Labor likely won't target travel agencies over status of ICs: Travel Weekly

A new Labor Department rule could make it more difficult for agencies to categorize workers as independent contractors (ICs) as opposed to employees, but there are steps agencies can take to ensure their ducks are in a row when it comes to having ICs.

Further, industry experts agree that even if the new rule is implemented as written, it is unlikely that Labor would audit employers in an industry like travel, where the employer-IC relationship is preferred by both parties.

“I would say that the Biden administration has, at heart, avoidance of exploitation of workers who don’t get overtime and don’t even get the minimum wage,” said industry attorney Mark Pestronk, who writes Travel Weekly’s Legal Briefs column. “I don’t know that they’re really interested in these kinds of travel relationships where everybody’s happy.”

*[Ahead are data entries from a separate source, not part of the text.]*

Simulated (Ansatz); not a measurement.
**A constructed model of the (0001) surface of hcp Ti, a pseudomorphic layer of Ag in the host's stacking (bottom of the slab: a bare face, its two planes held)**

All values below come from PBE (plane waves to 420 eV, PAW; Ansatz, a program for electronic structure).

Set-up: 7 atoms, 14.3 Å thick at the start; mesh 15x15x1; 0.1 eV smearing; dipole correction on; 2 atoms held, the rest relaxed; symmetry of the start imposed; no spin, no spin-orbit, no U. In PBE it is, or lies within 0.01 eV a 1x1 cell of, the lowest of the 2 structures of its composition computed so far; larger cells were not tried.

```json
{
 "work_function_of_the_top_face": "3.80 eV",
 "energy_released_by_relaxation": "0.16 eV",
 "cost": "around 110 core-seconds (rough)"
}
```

Peter Lobasso, ASTA’s general counsel, agreed.

"Labor's rule is by no means an existential threat to the viability of the IC business model." -- Peter Lobasso, ASTA

“To the best of our knowledge, travel agencies have not been a particular target of Labor Department enforcement efforts with respect to worker misclassification, and I see no reason why that would change should the rule be adopted as proposed,” he said.

Last month, Labor published a proposed rule on contractor classification that uses an economic reality test to determine a worker’s status. Six factors are considered, including the investments made by the worker and employer and how permanent the work relationship is.

Essentially, Lobasso said, the new rule returns Labor’s interpretation of the economic reality test to what was in effect toward the end of the Obama administration. It puts equal weight on all factors, instead of on the two proposed under the Trump administration to have more weight: the control that’s exerted over the worker and the worker’s opportunity for profit and loss.

ASTA views this as “a modest step backward” in worker classification at the federal level, “but by no means an existential threat to the ongoing viability of the IC business model,” Lobasso said. The Society also continues to advocate for a harmonization of worker categorization at the federal level, as several tests are currently in use by federal entities.

Pestronk said that of the six criteria, “no single factor will be determinative.” Instead, all need to be weighed to determine a worker’s status. Most problematic for travel agencies is whether a worker “performs the same work that an employer is in business to provide.”

  • Related Legal Briefs column: Labor’s criteria for determining IC status

Better to be safe than sorry

Regardless of the proposed rule’s likelihood to be enforced via audit, both attorneys advised agencies to shore up agreements with ICs.

Lobasso encouraged agencies to look toward “long-standing industry best practices” for engaging ICs: have a written contract, compensate ICs based only on sales and not hours worked and engage an IC as an entity, like an LLC.

Mark Pestronk

Pestronk also emphasized engaging ICs as LLCs or corporations, because then their own corporation is responsible for paying minimum wage or overtime, not the host agency. Hosts that engage both ICs and employees should set up a separate hosting business that can conduct administrative tasks related to hosting ICs but does not itself sell travel. 

IC contracts should give workers the ability to work with multiple host agencies, establishing that an IC relationship is less permanent, Pestronk said. 

And no host agency should dictate when ICs can work.

One potential issue is a factor in the rule that considers “skill and business-like initiative,” which would indicate if a worker is in business for themselves and not an employer, by demonstrating independent business judgement. Pestronk said “total newbies” might have issues being called ICs under that factor, an issue that can be solved through training.

“But on the other hand,” he said, “all factors have to be considered — no single factor is determinative.”

Comment on the Labor’s proposed rule will be accepted through mid-December. After that, the department will mull the input and eventually reveal its final rule. According to Pestronk, factoring in the likelihood of an inevitable, but likely unsuccessful lawsuit, the new rule will probably not go into effect until 2024.